Programs Under the Hood...Lock and Load Posted by: dargueta in Untagged  on
  (Part 2)


I said in my last blog that I'm going to assume you know assembly language in my further exploits. I changed my mind. I'll walk all of you through this in a way that'll be as painless as possible for the experienced and the n00bs. Before we begin writing this disassembler, I should outline a few things I plan on doing.

  1. I'm going to use debug.exe for nearly everything. It's very crappy, yes, but it's primitive enough so you can see how everything works at its most basic level.
  2. In order to not confuse anyone between programming standards such as NASM, MASM, and the like, I'll outline my own standard, very straightforward and simple.
    1. Instructions have the format    [label] mnemonic           dest[,source]
    2. All numbers in code sections are in hexadecimal only.
    3. All labels must begin with a dollar sign. No other identifier can contain the dollar sign.
    4. Comments are single-line and begin with a semicolon.
    5. Variables are declared using the syntax               var varname varsize varinitvalue. For example, to create an ASCIIZ string called szMyMsg, I'd write (on one line): var szMyMsg db "Hello World",0d,0a,"$"
    6. Functions:
  • i. Arguments are passed in C-style order on the stack (i.e. pushed in reverse order) or in registers, depending on the type. The caller is responsible for saving registers and cleaning up the stack.
  • ii. Return conventions: integers and near pointers in EAX, 64-bit integers in EDX:EAX, and far pointers in DX:EAX. Boolean return values are single bytes, 1=true and 0=false.
  1. I'll provide two code samples per example as necessary-one in C/C++ style pseudocode, the other in assembly language.

 

 Any questions? Great! Let's get going.

 

TYPES OF PROGRAMS

Before we try to disassemble any program, we need to know what types and formats there are. Be sure to distinguish the two: a format is a method by which a program is stored in a file. A type is a distinction of how a program is stored and executed in memory.

There are two types that we need to concern ourselves with: EXE and COM. (I would show diagrams, but in my infinite wisdom I managed to make them far too tiny to read and am currently working on remaking them.)

  • COM programs are by far the easiest to deal with. They were the first programs, just a file with bare code, no extra information or anything. These programs, because of their lack of extra information, are restricted in size to one segment of memory, or 64Kb. That means that all the code, data, and the program stack need to fit into that one segment. You can't make a COM program larger than 64Kb-your computer will stop when it reaches the end of the segment and sit there like a paralyzed dog. It doesn't matter if you have just one more byte of code left. It won't execute. It won't even get loaded.
  • EXE programs, on the other hand, are far more common nowadays. They can span multiple segments with more than one segment per segment type (code, data, stack). They contain a lot of extra information. In fact, every EXE program must have a standard EXE header that takes up 512 bytes, and most contain extra information used by the loader when a program is being loaded into memory. We won't worry about this extra information for a while, though. For now we'll just play with COM programs.

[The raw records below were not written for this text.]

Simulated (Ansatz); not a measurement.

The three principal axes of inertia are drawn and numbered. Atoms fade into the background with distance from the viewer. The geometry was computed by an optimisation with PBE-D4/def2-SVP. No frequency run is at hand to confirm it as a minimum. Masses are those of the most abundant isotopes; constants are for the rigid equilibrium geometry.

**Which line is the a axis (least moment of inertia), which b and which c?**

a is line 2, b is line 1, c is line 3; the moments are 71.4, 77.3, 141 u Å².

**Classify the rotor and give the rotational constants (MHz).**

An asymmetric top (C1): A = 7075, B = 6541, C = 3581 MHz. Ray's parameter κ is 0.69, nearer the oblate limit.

There are also several types of programs.

  • Regular programs are loaded into memory, run, and then overwritten with a waiting program when they finish executing. These constitute the majority of programs nowadays.
  • DLL - An acronym for Dynamically Linked Library, this is a collection of functions that any program can use. A DLL remains in memory as long as it's needed by a program, and is then removed. Some important examples include kernel32.dll, user32.dll, and mscorees.dll.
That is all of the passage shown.